I remember BDS C. It was a subset C compiler, as it didn't have floating-point. It had pretty much everything else, and was a very fast compiler. It was created long before C went the standardization route. At that time, the only "reference" for the language was The C Programming Language by Kernighan and Ritchie (K & R), which was based on the Unix v7 (not System 7) implementation. As type checking was very lax in this version, it was almost like programming in assembly language. This was also before the complications created by the 16-bit PC's segmented memory architecture.
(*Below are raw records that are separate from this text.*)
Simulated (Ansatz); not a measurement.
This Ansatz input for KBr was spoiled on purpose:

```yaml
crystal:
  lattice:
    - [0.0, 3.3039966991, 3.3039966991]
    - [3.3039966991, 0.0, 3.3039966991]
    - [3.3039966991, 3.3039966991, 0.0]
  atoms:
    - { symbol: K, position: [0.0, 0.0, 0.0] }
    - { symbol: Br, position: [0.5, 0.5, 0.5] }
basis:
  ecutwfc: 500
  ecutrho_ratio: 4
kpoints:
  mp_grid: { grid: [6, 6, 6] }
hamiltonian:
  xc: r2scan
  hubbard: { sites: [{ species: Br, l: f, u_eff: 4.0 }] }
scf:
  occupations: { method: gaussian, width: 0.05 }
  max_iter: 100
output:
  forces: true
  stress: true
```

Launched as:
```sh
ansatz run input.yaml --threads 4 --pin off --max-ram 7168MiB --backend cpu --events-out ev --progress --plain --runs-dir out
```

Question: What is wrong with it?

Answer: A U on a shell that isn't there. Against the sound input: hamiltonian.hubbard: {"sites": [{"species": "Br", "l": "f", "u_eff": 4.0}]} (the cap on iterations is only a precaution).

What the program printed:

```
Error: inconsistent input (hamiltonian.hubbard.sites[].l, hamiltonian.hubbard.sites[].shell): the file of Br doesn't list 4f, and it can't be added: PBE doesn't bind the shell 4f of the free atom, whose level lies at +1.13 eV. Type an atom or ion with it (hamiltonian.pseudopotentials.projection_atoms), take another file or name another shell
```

There were also quite a number of Basic interpreters that were written in assembly language. Microsoft's original Altair Basic and the various versions of ROM-BASIC. Tarbell Basic. All kinds of Tiny Basics were created. All in 100% ASM.
A programming language is low level when its programs require attention to the irrelevant.
Alan Perlis, Epigram #8

Vortex

Hi cman,

Nice to see you here, welcome to the board :U

Targetting the x86 environment, the compiler from the free VC++ toolkit 2003 package is a good one to translate C to asm.

cman

Anybody know where I can get a guide to the 8080 opcodes like the 8086 guide provided with masm32 ? Thanks........ ;)

dev_zero

What about gcc(or MinGW), that's also a good tool to use.. AT&T syntax though..

BD

cman,
Try this for an 8080/Z80 opcode guide:

http://nemesis.lonestar.org/computers/tandy/software/apps/m4/qd/opcodes.html

By the way, BDS C does not compile into assembly language; it actually goes straight from C to a relocatable object file format. So there's really no way to tweak the code that's put out.
   -leor

cman

Quote

By the way, BDS C does not compile into assembly language; it actually goes straight from C to a relocatable object file format.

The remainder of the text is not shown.